Status: public benchmark explainer for @bilig/headless
This page is the short, shareable version of the WorkPaper benchmark claim. It turns the checked-in artifact into a plain-English evaluation guide without inflating what the benchmark can prove.
The current checked-in WorkPaper-vs-HyperFormula artifact records WorkPaper
46/46 mean-latency wins on scorecard-eligible comparable workloads:
| Lane | Comparable Workloads | WorkPaper Mean Wins | HyperFormula Mean Wins |
|---|---|---|---|
| Overall | 46 |
46 |
0 |
| Public | 38 |
38 |
0 |
| Holdout | 8 |
8 |
0 |
The artifact is
packages/benchmarks/baselines/workpaper-vs-hyperformula.json,
generated at 2026-05-06T14:54:57.091Z.
The overall directional mean-ratio geomean is 0.521767150331573, and the
overall directional p95-ratio geomean is 0.5359737705859149. Ratios below
1.0 mean WorkPaper is faster on that metric.
It proves that the checked-in WorkPaper runtime is faster on mean latency across the current scorecard of directly comparable headless spreadsheet-engine workloads.
The covered families include workbook build and rebuild paths, runtime restore from snapshot, sheet lifecycle, named expressions, dirty execution, batch edits, structural row and column edits, range reads, aggregations, conditional aggregation, and lookup workloads.
It also proves that the benchmark claim is auditable from the repository. The expected scorecard shape is checked by:
pnpm workpaper:bench:competitive:check
It does not prove that bilig is a complete Excel clone.
It does not prove full formula parity with Excel, Google Sheets, or HyperFormula.
It does not prove that every p95 row is faster. The known p95 holdout is
lookup-approximate-duplicates, where the current WorkPaper-to-HyperFormula
p95 ratio is 1.043096403103571. The honest claim is 46/46 mean wins plus an
overall p95 geomean lead, not “faster on every p95 row.”
It does not prove that browser-grid rendering, import/export, collaboration, or every user workload is faster. This benchmark is about the headless WorkPaper runtime path.

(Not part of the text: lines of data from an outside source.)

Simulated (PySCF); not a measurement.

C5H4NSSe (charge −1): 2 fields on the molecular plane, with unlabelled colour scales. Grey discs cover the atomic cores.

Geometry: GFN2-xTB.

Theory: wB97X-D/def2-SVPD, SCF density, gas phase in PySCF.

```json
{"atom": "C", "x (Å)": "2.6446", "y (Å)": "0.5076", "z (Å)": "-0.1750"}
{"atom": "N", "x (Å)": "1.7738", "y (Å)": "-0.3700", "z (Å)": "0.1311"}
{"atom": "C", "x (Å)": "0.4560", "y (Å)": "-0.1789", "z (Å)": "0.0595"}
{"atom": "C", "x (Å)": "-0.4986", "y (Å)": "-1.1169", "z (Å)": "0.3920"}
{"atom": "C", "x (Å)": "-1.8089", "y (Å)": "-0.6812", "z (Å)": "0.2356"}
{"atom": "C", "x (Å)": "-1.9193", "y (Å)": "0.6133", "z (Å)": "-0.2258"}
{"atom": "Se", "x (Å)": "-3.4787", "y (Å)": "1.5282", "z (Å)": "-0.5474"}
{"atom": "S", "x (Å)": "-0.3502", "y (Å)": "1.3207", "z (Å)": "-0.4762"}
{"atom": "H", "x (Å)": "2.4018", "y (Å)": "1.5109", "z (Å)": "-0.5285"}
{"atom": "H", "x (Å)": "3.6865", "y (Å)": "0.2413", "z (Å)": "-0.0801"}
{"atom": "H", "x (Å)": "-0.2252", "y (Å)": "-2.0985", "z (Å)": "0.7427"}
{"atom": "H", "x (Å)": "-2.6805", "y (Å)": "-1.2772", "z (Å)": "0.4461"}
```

It does not prove future results. If the artifact is regenerated and the scorecard changes, the public claim must change with it.
Mean latency answers: “what is the normal cost of this workload?”
p95 latency answers: “what happens near the slow end of this workload’s sample set?”
A workload can win on mean while losing one p95 row when a small number of slower samples move the tail. That is why bilig keeps both the headline mean claim and the p95 caveat visible.
For the benchmark evidence, start with:
docs/headless-workpaper-benchmark-evidence.mdpackages/benchmarks/baselines/workpaper-vs-hyperformula.jsonFor the API surface, run the published package or maintained example:
pnpm add @bilig/headless
cd examples/headless-workpaper
npm install
npm start
Short:
bilig’s WorkPaper benchmark currently records
46/46mean wins against HyperFormula-style headless workloads, with the p95 caveat documented instead of hidden.
Reply-sized:
the useful part is the audit trail: a checked-in benchmark artifact, a verify command, and an explicit p95 caveat. the claim is
46/46mean wins for the current comparable headless WorkPaper workloads, not “we are faster at everything.”